However, The Test Kitchen’s glory days where short lived when road work initiated by the local government started to affect the long stretch of Kamagong Street, with the road directly across the restaurant closed to vehicular traffic for a long spell. The Test Kitchen was forced to close late last year, with Boutwood’s promise that it would reopen one day. Fortunately, for the many fans of The Test Kitchen, that day has finally come.
The Test Kitchen’s new space (formerly housing Apartment 1B) is much bigger than the original, now seating a total of 46 indoors. Unlike at its old address, the restaurant is now more conveniently located, boasting ample parking, including at Power Plant Mall across the street.
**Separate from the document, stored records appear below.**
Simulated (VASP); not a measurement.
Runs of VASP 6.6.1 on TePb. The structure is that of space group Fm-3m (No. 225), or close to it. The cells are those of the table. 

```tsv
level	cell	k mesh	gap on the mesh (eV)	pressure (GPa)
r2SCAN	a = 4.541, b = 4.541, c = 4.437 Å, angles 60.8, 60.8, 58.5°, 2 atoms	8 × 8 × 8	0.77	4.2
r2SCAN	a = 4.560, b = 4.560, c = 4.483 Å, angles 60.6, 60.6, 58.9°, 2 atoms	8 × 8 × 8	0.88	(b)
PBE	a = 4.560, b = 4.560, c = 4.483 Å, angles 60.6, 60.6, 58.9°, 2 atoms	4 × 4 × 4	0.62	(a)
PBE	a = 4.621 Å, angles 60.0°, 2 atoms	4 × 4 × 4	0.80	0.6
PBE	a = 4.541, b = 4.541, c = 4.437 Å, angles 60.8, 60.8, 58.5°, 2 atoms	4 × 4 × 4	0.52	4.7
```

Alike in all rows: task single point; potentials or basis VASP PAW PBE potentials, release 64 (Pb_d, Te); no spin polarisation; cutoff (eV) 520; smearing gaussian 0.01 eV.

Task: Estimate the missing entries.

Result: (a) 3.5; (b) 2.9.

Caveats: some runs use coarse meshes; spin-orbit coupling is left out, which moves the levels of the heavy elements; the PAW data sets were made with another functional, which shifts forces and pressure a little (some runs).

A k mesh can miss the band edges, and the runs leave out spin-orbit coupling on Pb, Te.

The restaurant features sleek interiors in dark tones warmed up by wood accents. The strategically placed lighting focuses more on the food on the table rather than on the diners. It manages to make everyone look good, making it a potential ideal date place.
This new version of The Test Kitchen no longer offers tasting menus, preferring an à la carte menu that allows diners complete freedom to customize their own meals. Despite this big change in service format, Boutwood assures that the menu still carries the heart and soul of the original The Test Kitchen, maintaining its focus on ingredients. However, it seems like Boutwood and his team used their one-year break well, developing a a new repertoire of dishes prepared either at the open hot kitchen on the ground floor or at the temperature-controlled cold kitchen on the second floor.
This cold kitchen actually serves as a charcuterie aging room where in-house cured meats and fermented foods—an integral part of the original restaurant—have found a new home. Boutwood shares that diners will soon be able to hang out inside the room and order any of the cold cuts, sliced upon order, with a glass of wine. There is also a small dining area just outside the glass-enclosed charcuterie room that one can book for more intimate events, seating around 15 to 20 comfortably.
During a sneak peek dinner for select media held prior to the opening, I was able to try some of the dishes that Boutwood was still tweaking in time for this weekend’s opening. Ranging from snacks or small bites to bigger plates or entrees, and desserts, here are some of the highlights:
A fun way to start a meal at The Test Kitchen is to order a smattering of the snacks, starting with Today’s Bread which, on the day I went, happened to be freshly baked, whole wheat sourdough served with whipped butter topped with sunflower seeds.
The bread was paired with a selection of Boutwood’s housemade charcuterie or cured meats: his version of coppa (a traditional Italian and Corsican dry-cured meat made from pork neck) and a fennel and black pepper-spiced country-style salami. These are perfect snacks to enjoy with wine or an aperitif.
However, the snack that I am still dreaming of up to now is the Mojama, a 24-hour salt-cured tuna loin over squid ink toast, a brilliantly tasty match that I would definitely order again.
Among the bigger starters or appetizers, I enjoyed the lightly-cured Pacific Yellowtail with zucchini ribbons, seasoned with kimchi and red miso emulsion (make sure to eat each bite with this sauce), along with Boutwood’s fun ode to breakfast cereal, comprised of barley, puffed rice, popped sorghum seasoned with abalone.
Among the mains, Boutwood’s Wagyu strip loin, cooked medium rare, with horseradish and oxtail, together with his perfectly cooked Sea Bass with fennel and green pea didn’t disappoint.
We ended the night with two light and refreshing desserts, first with a burnt white chocolate charmer topped with chards of meringue, followed by a juniper-flavored Panna Cotta topped with very sexy, thinly sliced grapes. Kudos to the knife skills of the ones who sliced those grapes!
Starting this November 15, The Test Kitchen serves dinner every day except Monday from 6 pm onwards, and will eventually add a lunch service. Expect a weekend brunch service in early 2020.